Among Us Story: On Guard is Innersloth’s first real attempt to turn Among Us into a single player story game, and its Steam Next Fest demo shows a surprisingly natural fit for the series. Instead of asking you to catch Imposters with friends, On Guard puts you inside a murder mystery where you are framed for a killing and must prove your innocence before the crew throws you out.
The game was announced during Summer Game Fest 2026, and its demo is available on Steam until June 22. It is not trying to become a serious detective drama. It keeps the familiar Among Us humor, simple visual style, and social deduction flavor, but reshapes them into a narrative puzzle adventure.
The result looks like a small but promising expansion of the franchise. The demo is short, but it clearly shows how Innersloth could build a fun mystery game around investigation, sabotage, mini games, and absurd crewmate dialogue.
A new kind of Among Us story
Among Us became a global hit in 2020 because it gave people a simple way to lie, laugh, accuse, and survive with friends. On Guard takes that same setup and asks a different question: what happens when the chaos becomes a scripted detective story?
You play as someone inside a VR style simulation built to study Imposters and stop them from destroying MIRA ships. Inside that simulation, you take the role of the Guard, a noir styled crewmate who talks like an old detective while moving through the colorful world of Among Us.
The story begins with the Cook being murdered in the kitchen. Since you are the one who finds the body, the rest of the crew blames you. Just before they can eject you, the lights go out, giving you a chance to escape and begin your investigation.
| Detail | Among Us Story: On Guard |
|---|---|
| Developer | Innersloth |
| Genre | Single player detective puzzle adventure |
| Demo availability | Steam Next Fest, June 15 to June 22, 2026 |
| Main setup | You are framed for murder |
| Core loop | Investigate, solve puzzles, talk to crewmates |
| Tone | Noir parody with Among Us humor |
| Potential length | Around 8 to 10 hours if the full game follows preview expectations |
The demo shows simple but smart detective gameplay
The demo focuses on one clear goal: reach the Medbay and examine the Cook’s body. Since it is an early slice of the game, the path is fairly guided, but it gives a good sense of how On Guard works.

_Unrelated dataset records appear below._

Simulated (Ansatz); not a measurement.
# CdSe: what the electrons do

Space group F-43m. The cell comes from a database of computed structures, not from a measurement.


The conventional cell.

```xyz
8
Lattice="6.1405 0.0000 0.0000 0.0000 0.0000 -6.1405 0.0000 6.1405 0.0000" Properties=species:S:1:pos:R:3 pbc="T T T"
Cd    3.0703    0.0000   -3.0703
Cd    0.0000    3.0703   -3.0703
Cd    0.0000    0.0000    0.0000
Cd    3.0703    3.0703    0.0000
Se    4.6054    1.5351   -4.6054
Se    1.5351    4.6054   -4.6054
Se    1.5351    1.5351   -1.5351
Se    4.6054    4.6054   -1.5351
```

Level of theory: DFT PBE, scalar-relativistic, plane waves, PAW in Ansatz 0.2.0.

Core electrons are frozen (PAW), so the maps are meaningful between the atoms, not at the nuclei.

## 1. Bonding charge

You talk to crewmates, complete familiar tasks, manipulate ship systems, and use small acts of sabotage to create new opportunities. One example involves making coffee and spilling it on a reactor panel so the Engineer is forced to fix it. That gives you a chance to trap them in conversation and gather information.
Classic Among Us actions also return, including keycard style tasks and navigation through vents. The difference is that these mechanics now support a story rather than a multiplayer match.
The humor may be the biggest selling point
Among Us Story: On Guard leans heavily into wordplay, puns, and silly noir narration. The Guard describes events with dramatic metaphors while moving through a ship full of familiar crewmate absurdity.
That contrast gives the demo much of its charm. The murder setup is serious in theory, but the writing never treats it like a grim crime story. The jokes are constant, and the dialogue appears designed for players who already enjoy the strange simplicity of the Among Us universe.
This is important because the full game may not need deep detective systems to work. If the puzzles remain light but the writing stays sharp, On Guard could succeed as a short, funny side story for fans.
The full game will need more depth
The biggest question is whether On Guard can stay interesting beyond a short demo. The preview shows the basic structure well, but a full story driven game will need stronger puzzles, more player choice, and more surprising scenarios.
A guided demo can feel polished because it only has to teach the basics. A full eight to ten hour game needs escalation. Players will want more freedom, more suspects, better twists, and puzzles that build on earlier mechanics.
The demo hints that more options will open up later, with locked paths and unavailable choices suggesting a broader structure. That potential is promising, but the final game will need to prove it can support a longer experience.
On Guard could open a new path for the franchise
The most interesting thing about Among Us Story: On Guard is not only this one game. It is the format. The setup of a simulation designed to study Imposters could allow Innersloth to tell multiple Among Us Story games in different scenarios.
That gives the franchise room to grow without replacing the multiplayer game. Among Us can remain the party game people know, while Story entries explore detective puzzles, comedy, and scripted mysteries.
This is a smart direction because not every fan wants another multiplayer mode. Some may want a smaller, more relaxed way to enjoy the world when friends are not online.
The demo leaves a good first impression
Among Us Story: On Guard does not look like a huge reinvention, but it does look like a clever use of the franchise. It takes the core ideas of suspicion, tasks, vents, sabotage, and dead crewmates, then turns them into a single player mystery with a strong comic tone.
The demo’s biggest strength is that it understands what Among Us is. It does not try to make the world too serious or too complicated. It keeps things simple, strange, and readable.
The final game will need more mechanical variety and a stronger mystery to fully work, but the foundation is solid. If Innersloth can expand the demo’s ideas without stretching them too thin, Among Us Story: On Guard could become a fun new side branch for one of gaming’s most recognizable social games.